When we get deeper into Pope Francis’ encyclical (#47), we find a mirror into which we all should look.   

47. Furthermore, when media and the digital world become omnipresent, their influence can stop people from learning how to live wisely, to think deeply and to love generously (my emphasis).  In this context, the great sages of the past run the risk of going unheard amid the noise and distractions of an information overload.

Efforts need to be made to help these media become sources of new cultural progress for humanity and not a threat to our deepest riches. True wisdom, as the fruit of self-examination, dialogue and generous encounter between persons, is not acquired by a mere accumulation of data which eventually leads to overload and confusion, a sort of mental pollution.


Real relationships with others, with all the challenges they entail, now tend to be replaced by a type of internet communication which enables us to choose or eliminate relationships at whim (my emphasis) thus giving rise to a new type of contrived emotion which has more to do with devices and displays than with other people and with nature.

Today’s media do enable us to communicate and to share our knowledge and affections. Yet at times they also shield us from direct contact with the pain, the fears and the joys of others and the complexity of their personal experiences (my emphasis).  For this reason, we should be concerned that, alongside the exciting possibilities offered by these media, a deep and melancholic dissatisfaction with interpersonal relations, or a harmful sense of isolation, can also arise.

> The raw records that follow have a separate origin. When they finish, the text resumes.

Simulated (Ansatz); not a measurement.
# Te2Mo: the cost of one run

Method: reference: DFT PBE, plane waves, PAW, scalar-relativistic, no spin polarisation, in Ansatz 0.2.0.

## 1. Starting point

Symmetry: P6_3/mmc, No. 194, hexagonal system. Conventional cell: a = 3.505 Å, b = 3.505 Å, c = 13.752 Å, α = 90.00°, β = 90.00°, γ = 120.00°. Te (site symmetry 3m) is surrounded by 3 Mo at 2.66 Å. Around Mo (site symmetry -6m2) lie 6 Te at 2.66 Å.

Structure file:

Good conversation with eye-to-eye contact and give-and-take between two people with facial expressions and body language are being replaced with detached, electronic communication.  How many of us have sent ill-advised e-mails, for example, that have been misunderstood and have damaged our relationships?   

We all enjoy the great benefits we get from our phones and computers.  However, Pope Francis warns us not to abandon our age-old ways of communicating and interacting.   Now, it’s just too easy to detach ourselves from other people, “phone it in,” and eventually fall prey to “a deep and melancholic dissatisfaction with interpersonal relations” isolating ourselves even from family and friends.